Written by Alifia Sekar, an undergraduate student at Universitas Gadjah Mada, majoring in International Relations with a concentration on International Politics and Economic Development (IPED).
ASEAN is favored to be the 4th largest economy in the world by 2030 after showing impressive economic growth in the last decade. However, to reach that goal, ASEAN member states need to make sure that they can provide reliable access to energy to support industrial development. Unfortunately, as the region still imports 40% of its primary energy supply with fossil fuels becoming the largest share, the promise of ASEAN economic growth is currently at stake.
Over the years, ASEAN has been known for its heavily reliant on fossil fuels to meet domestic demand. ASEAN Center for Energy has reported that more than 80% of ASEAN’s energy mix in 2017 was fueled by fossil energy with oil accounting for 38,2% of total share and followed by gas (23.2%), and coal (22.3%). Vietnam and Indonesia, as the largest oil and coal producers respectively, have become important players for energy-importing countries such as Thailand, Philippines, and Malaysia. This long historic record on fossil consumption has posed a threat for Southeast Asia to become the slowest region in the world to shift to renewables.
But even so, it doesn’t mean that the ASEAN member states haven’t made any efforts at all. Vietnam might have shown the greatest accomplishment in accelerating the energy transition compared to other countries. Between 2016-2020, Vietnam has successfully doubled its production of renewables from 17.000 to over 35.000 megawatts. The rapid growth of solar panels in just four years has even made Vietnam become the third-largest solar market globally by 2020. Furthermore, ASEAN has also witnessed promising growth in the use of hydropower. Lao PDR, as traversed by The Greater Mekong, has powered 98.8% of its national electricity with hydropower generators in 2017. It even exports its energy to Thailand, Vietnam, and Cambodia through the transmission lines and is looking for expansion to Malaysia and Singapore, aiming to become Southeast Asia’s battery.
Seeing these potentials for sustainable energy deployment, the next question would be whether it is enough to push ASEAN to phase out the fossil fuel industry. Unfortunately, the same report from ASEAN Center for Energy has estimated that fossil fuel would still provide the majority of energy supply in 2040 even if ASEAN member states adopt a progressive scheme such as APAEC Targets Scenario. This is because energy security still presents a sensitive issue for Southeast Asia, where fossil fuels are perceived to be more reliable and cheaper than renewables. In consequence, while ASEAN will witness an enchantment of renewables in the following years, it will also see the growing trend in the use of clean coal technology, especially in major producer countries like Indonesia and Malaysia. Even Vietnam, which is considered the most successful country in accelerating renewables, will continue to rely on coal due to such perception of fossil fuels. As long as fossil fuels are still reckoned to be the main asset of energy security, ASEAN won’t go far with its transition.

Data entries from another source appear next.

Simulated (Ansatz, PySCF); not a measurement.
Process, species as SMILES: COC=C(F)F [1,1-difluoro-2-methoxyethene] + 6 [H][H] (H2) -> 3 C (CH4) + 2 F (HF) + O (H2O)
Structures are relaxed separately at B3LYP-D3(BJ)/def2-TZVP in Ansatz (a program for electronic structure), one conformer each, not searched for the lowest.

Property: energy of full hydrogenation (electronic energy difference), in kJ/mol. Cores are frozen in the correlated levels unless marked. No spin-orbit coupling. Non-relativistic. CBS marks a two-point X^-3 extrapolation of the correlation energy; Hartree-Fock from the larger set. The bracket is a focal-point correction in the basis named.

The incapability of ASEAN member states to undertake adequate transition on their own, makes regional cooperation becomes crucial. So far, the two most noticeable cooperation that promotes energy interconnections within the region are ASEAN Power Grid (APG) and Greater Mekong Subregion (GMS) Program. APG has been run under APAEC since 1999 to facilitate cross-border electricity trade and enhance the integration of Member States’ power systems. To date, 7 of 16 power interconnection projects have been completed mainly in The Upper West System (or in the Greater Mekong Subregion) and The Lower West System which covered Thailand, Peninsular Malaysia, Singapore, and Indonesia. However, most interconnection projects are still based on bilateral agreements and thus have no integrated regional power architecture. One program conducted on a multilateral basis is Lao PDR-Thailand-Malaysia-Singapore Power Integration Project (LTMS-PIP), yet the trading is still limited to a unidirectional flow of electricity. The energy cooperation under GMS also presents a similar problem where all projects still occur on bilateral deals.
Although bilateral cooperation carried out under APG and GMS has helped the member states to fulfill their domestic demand, implementing a more integrated power grid with a multilateral trading system will enhance the region’s energy security. This is because a regional power transmission grid with multilateral exchange offers more alternative resources and geographic diversification that will lower the systemic risks on renewables infrastructure. For example, countries with abundant clean energy like Lao PDR can transfer their hydropower to areas of deficit such as Malaysia and Singapore. Whilst, at the same time, surplus energy from one country can be sold to another through the power grid. This is where the multilateral trading regime becomes relevant to improve the accessibility and stability of energy consumption. Additionally, an interconnected power grid can also attract more investment as large-scale renewables will become more profitable.
It is therefore very timely for ASEAN to step up the game by accelerating the construction of an integrated power grid across the region. Without a strong commitment and sufficient transition, Southeast Asia’s economy could plummet by 11% by the end of the century. An integrated power grid might be the best possible scenario to prolong ASEAN’s economic growth in the future.